CRH cuts outlook after bad weather slows construction
* H1 EBITDA falls 24 pct to 397 mln euros
* Sees H2 earnings in line with 1.04 bln euros last year
* COO says U.S. orders strong, trends good in recent weeks
DUBLIN, Aug 20 (Reuters) - Irish building supplies company CRH cut its full-year earnings outlook on Tuesday, citing an unusually long period of bad weather that produced a sharp fall in first-half earnings.
CRH has reacted to the five-year construction downturn by cutting costs more aggressively and earlier than many of its peers, but like most of its rivals it has been stymied by the long winter.
The company said it had identified a 60 million euros of fresh savings for this year, on top of the 125 million euros already targeted, and had expected core second-half earnings to beat last year's 1.04 billion euros ($1.4 billion).
But after posting first-half earnings down 24 percent at 397 million euros on Tuesday it said that the historically more profitable second half would now be in line with 2012.
The first-half result was in line with the company's forecast in May but lower than the average estimate of 410 million euros from nine analysts surveyed by Reuters.
CRH, which broadly splits its revenue between Europe and the United States, said that activity remained weak in the former despite more positive recent economic data, while privately-funded construction is showing signs of life in the U.S.
"The order book is there. If the weather stays, we'll get a good chance to get out and work," said Albert Manifold, the chief operating officer who will replace retiring chief executive Myles Lee at the end of the year.

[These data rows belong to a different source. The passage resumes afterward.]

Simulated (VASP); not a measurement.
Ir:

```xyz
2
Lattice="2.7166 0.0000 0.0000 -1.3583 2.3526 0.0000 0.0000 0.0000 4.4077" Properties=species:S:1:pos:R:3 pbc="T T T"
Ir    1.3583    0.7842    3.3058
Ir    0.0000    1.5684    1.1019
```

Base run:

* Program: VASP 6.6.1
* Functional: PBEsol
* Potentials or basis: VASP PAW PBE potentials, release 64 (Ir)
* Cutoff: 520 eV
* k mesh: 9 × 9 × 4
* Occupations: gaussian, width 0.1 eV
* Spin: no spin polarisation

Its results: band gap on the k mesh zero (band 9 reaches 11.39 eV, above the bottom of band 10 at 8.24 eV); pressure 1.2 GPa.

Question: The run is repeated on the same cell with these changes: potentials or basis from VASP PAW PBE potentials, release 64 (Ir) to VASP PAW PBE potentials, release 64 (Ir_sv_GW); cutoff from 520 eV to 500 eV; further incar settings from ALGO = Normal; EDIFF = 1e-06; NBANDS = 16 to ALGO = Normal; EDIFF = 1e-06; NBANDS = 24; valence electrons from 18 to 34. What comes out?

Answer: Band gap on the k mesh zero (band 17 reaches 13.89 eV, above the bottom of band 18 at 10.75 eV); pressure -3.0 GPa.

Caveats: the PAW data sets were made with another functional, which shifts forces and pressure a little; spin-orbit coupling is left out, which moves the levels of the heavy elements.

"I do think there's room to be positive going forward. We're seeing growth in the U.S. and hopefully we'll see a stabilisation in Europe in the next 6-12 months."
Shares in CRH, which moved its primary listing to London last year, were down 5.7 percent by 0724 GMT.
CRH's U.S. rivals Martin Marietta and Vulcan recently reported an increase in private construction activity, particularly in residential builds. In Europe, meanwhile, France's Saint-Gobain expects a gradual recovery in the second half of 2013 after a slow first six months.
Austrian group Wienerberger, the world's largest brickmaker, said on Tuesday that it expects western Europe's construction market to stabilise in the second half.